A year ago the Department of Education published an important report on 3D printers in schools and their potential uses in the curriculum. The aim was to find out whether this technology offered new opportunities for the teaching of science, technology, engineering and maths (STEM). Improvements in this area are important in terms of increasing the flow of talented young people into professions which will underpin the future competitiveness of the UK.
21 schools were helped to buy the relevant equipment. The feedback from the exploration was that this technology has significant potential as a teaching resource and can have a substantial impact on pupil engagement. Many of the schools involved commented on how motivated pupils became using the printer. As a result of this study important changes have just come into operation in the national curriculum.
Ultimaker UK, a SME based in Chorley, Lancashire, have responded to these developments by setting up the CREATE Education Project which uses a 3D printer designed and made in Holland. This is based on an acronym strategy:
- Community – with accessible hubs and regional and national competitions collaborative learning will be a keynote of the programme.
- Reliability and Support – the programme provides service managers to support schools and guarantee a high level of equipment availability.
- Education – the programme is aimed at ‘pushing the envelope’ in learning and development, driving the curriculum forward in the UK and Ireland.
- Access – 50 schools have been selected to acquire an Ultimaker 3D printer at a discounted rate to provide a regional network of hubs to make things easier as the community expands. Free open source software from Cura is available for the Ultimaker 3D printer and the Youimagine.com website provides an international platform to access 3D ideas and aid learning.
- Teachability – the design approach within the programme encourages experimentation which can be easily shared with others.
- Economics – it is perfectly feasible for parent-teacher groups to set a fundraising goal to rapidly acquire the necessary equipment.
This will all help the UK keep pace with Germany and the US where the widespread use of this technology has been promoted through the Fablab Movement (a series purpose built digital fabrication and rapid prototyping workspaces).

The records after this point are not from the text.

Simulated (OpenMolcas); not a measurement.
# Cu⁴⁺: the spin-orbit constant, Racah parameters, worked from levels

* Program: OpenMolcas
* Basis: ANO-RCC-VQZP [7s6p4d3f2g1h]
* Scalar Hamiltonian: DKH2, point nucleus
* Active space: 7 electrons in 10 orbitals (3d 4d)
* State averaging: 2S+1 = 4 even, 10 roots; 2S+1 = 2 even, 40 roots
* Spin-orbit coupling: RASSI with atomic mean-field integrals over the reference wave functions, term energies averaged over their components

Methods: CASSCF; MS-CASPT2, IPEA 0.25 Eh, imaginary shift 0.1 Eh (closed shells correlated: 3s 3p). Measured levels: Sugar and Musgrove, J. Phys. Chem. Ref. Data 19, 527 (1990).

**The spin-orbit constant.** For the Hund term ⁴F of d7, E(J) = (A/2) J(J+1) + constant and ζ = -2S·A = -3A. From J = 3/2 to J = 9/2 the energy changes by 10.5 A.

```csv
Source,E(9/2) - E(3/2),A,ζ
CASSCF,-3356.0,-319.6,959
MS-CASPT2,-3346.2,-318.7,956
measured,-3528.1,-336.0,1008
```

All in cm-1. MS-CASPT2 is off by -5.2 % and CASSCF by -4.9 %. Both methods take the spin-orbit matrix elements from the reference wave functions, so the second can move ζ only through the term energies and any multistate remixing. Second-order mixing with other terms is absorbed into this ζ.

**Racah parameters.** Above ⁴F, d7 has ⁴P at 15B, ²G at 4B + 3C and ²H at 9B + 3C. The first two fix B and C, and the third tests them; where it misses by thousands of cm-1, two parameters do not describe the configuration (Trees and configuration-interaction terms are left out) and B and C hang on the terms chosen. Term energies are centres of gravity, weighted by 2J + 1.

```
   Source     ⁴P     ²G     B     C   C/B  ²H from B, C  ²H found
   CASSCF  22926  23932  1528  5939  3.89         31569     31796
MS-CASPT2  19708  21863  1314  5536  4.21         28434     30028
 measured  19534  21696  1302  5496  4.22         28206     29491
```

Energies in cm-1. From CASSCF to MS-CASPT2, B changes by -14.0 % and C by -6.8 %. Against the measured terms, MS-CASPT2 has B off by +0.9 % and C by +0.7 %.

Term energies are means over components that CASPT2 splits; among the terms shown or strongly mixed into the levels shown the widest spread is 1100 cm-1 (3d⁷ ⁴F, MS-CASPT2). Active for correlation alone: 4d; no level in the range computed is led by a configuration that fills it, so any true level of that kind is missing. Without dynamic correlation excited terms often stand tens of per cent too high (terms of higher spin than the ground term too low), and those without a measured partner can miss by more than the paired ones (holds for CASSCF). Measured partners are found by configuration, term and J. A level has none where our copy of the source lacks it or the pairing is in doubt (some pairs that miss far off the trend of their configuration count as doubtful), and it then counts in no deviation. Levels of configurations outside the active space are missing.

In London’s Tech City the first 3D printing café has just opened and in the City itself, the Mercer’s Company, have helped establish Fablab London – a 4000 sq ft creative space with digital fabrication tools and education workshops. This facility opened in September and is located alongside Bathtub 2 Boardroom offering support to early stage startups. The idea is that many financial services employees will be interested in using these facilities to develop their careers in a new direction.
University College London’s Institute of Making has established the MakeSpace workshop available to all students and staff with a public programme involving masterclasses and maker residencies. This facility brings together equipment and expertise from a wide range of disciplines encouraging users to engage in the craft, design, technology, history, philosophy, art and engineering of making.
With this sudden rush of activity, it is surprising that the New Scientist first wrote about additive manufacturing in the early seventies. Nonetheless, this is the year that Lego have confirmed that it is working on a strategy for the digital toy age whereby customers may be able to use the technology to make their own bricks and figures.
These developments don’t only impact on the UK’s manufacturing sector. The UK’s rapidly expanding business services sector is now as large as the manufacturing sector in terms of value added. Leading firms in this sector have been developing their capability to support customers on this rapidly changing scene. For example, Econolyst is a UK consultancy which is world leading in its capabilities based on twenty years’ experience of additive manufacturing.
Another example is Bird and Bird, one of Europe’s largest firms specialising in the legal dimensions of information technology and headquartered in London. They have identified several strategic issues in this field and have been commended by the FT for their work on the IPR strategy for a crowdfunded 3D printing pen.
Bird and Bird judge that one of the most important impacts is likely to be on product liability legislation given the change in supply chains that this technology will bring. They report that the US is planning a total revamp of their legal framework in this area stimulated, no doubt, by global leaders such as 3D Systems based in the US. Such changes would have major implications for the insurance sector, which is a big overseas earner for the UK.
Bird and Bird suggest that the commercial use of 3D printing is most advanced in IT, electronics, aviation, automotive and healthcare but there are important implications for distribution and retail. All sectors are likely to feel the impact of the technology’s dramatic impact on time and cost compression in product development. The net result may well be a substantial increase in total innovation in advanced economies where prototyping work is already a big segment in the emerging 3D printing services market.
A number of different viewpoints have opened up on how the future will develop. One good source is the 40 page report, Impact of the Maker Movement, published by Deloittes, based on the Maker Impact Summit held at the end of 2013. This study concludes that new links are being forged between creativity and production, resources and markets which will bring big changes to many major institutions in advanced economies. A good counterbalance to this is the Manufacturing Futures Lab Lecture on Additive Manufacturing given by Professor Phil Dickens of Nottingham University at Imperial College London last year. Professor Dickens started work on additive manufacturing in 1990 and was a professor at Loughborough for 11 years.
The strength of the UK higher education sector in additive manufacturing research needs to be more widely recognised, especially the capabilities that have been developed through EPSRC (Engineering and Physical Sciences research Council) support for innovative manufacturing. The leading role of the aerospace supply chain in developing additive manufacturing has also helped the UK. While the US is probably ahead of Europe, within Europe it is still an open question whether the UK or Germany is in the lead. It is worth noting that 3D Systems has established its European headquarters in the UK.
A good example of industry/higher education collaboration in the UK aerospace sector is the 1.2m titanium wingspar that was 3D printed in just 37 hours at Cranfield University last year. The design file was created by BAE engineers in Lancashire and rendered in Cranfield using Wire and Arc Additive Manufacturing. The goal is to take this technology and make it operational so that it meets the demanding standards that apply to the aerospace supply chain.